The reclining noun has a sinister use among arms merchants (an obliterating strike is a
nuclear laydown
) and can also be found in the lexicon of graphic artists, construction workers and railroaders. But its most prevalent use is in gambling, as the adjective in a
laydown hand
.
In poker, it’s the “showdown,” when all hands are laid open for all players to determine the winner. In bridge, a
laydown hand
is a winning hand placed faceup on the table all at once, rather than being played out. This bridge meaning has been extended to a general “sure thing.” A Boston economist told the
Times,
“The Fed has more reason to tighten than not—but it’s not a
laydown
.”
Some of us who respect reasonable embargoes resist marketing manipulation. Let’s say I go to a bookstore, the bookseller sells me a book and I spot a news story in it. Would I feel free to use it in a column no matter what its
laydown date
or publication date? You bet I would; that’s a
lay-down
.
In the world of salesmen,
laydown
has a far different meaning from those mentioned in your column.
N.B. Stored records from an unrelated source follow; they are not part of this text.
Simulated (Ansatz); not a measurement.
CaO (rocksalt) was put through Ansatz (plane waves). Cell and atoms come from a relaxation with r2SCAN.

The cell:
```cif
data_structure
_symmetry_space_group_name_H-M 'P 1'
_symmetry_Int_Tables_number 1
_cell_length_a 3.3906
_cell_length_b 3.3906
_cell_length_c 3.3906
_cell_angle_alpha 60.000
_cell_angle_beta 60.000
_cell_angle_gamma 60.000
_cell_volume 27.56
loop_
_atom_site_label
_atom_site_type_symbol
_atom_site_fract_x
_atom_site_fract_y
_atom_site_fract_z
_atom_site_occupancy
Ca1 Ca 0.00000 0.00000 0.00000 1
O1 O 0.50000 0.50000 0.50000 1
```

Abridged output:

It is usually used in the sense of, “That deal was a
laydown;
the guy answered the door with his checkbook in hand!” or “What a
laydown
! The first unit I showed them, they said, ‘We’ll take it!’”
As such, it is not really describing the “win-win” situation that a sale ideally should be; rather, it’s alluding to the prospect “laying down” (yes, it SHOULD be “lying down”) and submitting, i.e., letting the salesman “have his way” (I’m trying to be delicate here!). But it certainly indicates a deal that the salesman didn’t have to struggle to close.
Stuart Tarlowe
Rosedale, Kansas
You asked where the apostrophe is in Publishers Weekly. I suppose it’s in the same place the apostrophe is in the Screen Actors Guild, the Writers Guild, the Authors Guild, etc. I suggest that in each instance the members of the group making use of the organization do not own it but are members of it. Buy that?
Frank O’Donnell
Rockville Centre, New York
Left Coast.
“If she was wearing a revealing top,” wrote the
Los Angeles Times
in a guide to the geographic origins of guests at a Conga Room party during the Democratic National Convention, “a short, tight micro-mini and strappy stilettos, if she had that come-hither look, she was definitely
Left Coast.”
When did the West Coast of the United States become the
Left Coast,
and why?
The East Coast is rarely called the Right Coast; its only synonym is the Eastern Seaboard, as in “We ought to saw off the Eastern Seaboard and float it out to sea,” 1960s hyperbole attributed to Senator Barry Goldwater of Arizona, who considered the Rockefeller-Dewey Northeast to be a hotbed of liberalism. (
Seaboard
means “land bordering a seacoast,” though “Western Seaboard” is an unfamiliar term.)
The earliest
Left Coast
citation I can find, with the help of Fred Shapiro of Yale, is in the title of a 1977
Rolling Stone
record review: “Wet Willie
Left Coast
Live.” Three years later, a
New York Times
writer put it in context: “If you’re standing in Texas looking north, as Texans frequently do, the
Left Coast
is where Hollywood is.” These usages had no political connotation.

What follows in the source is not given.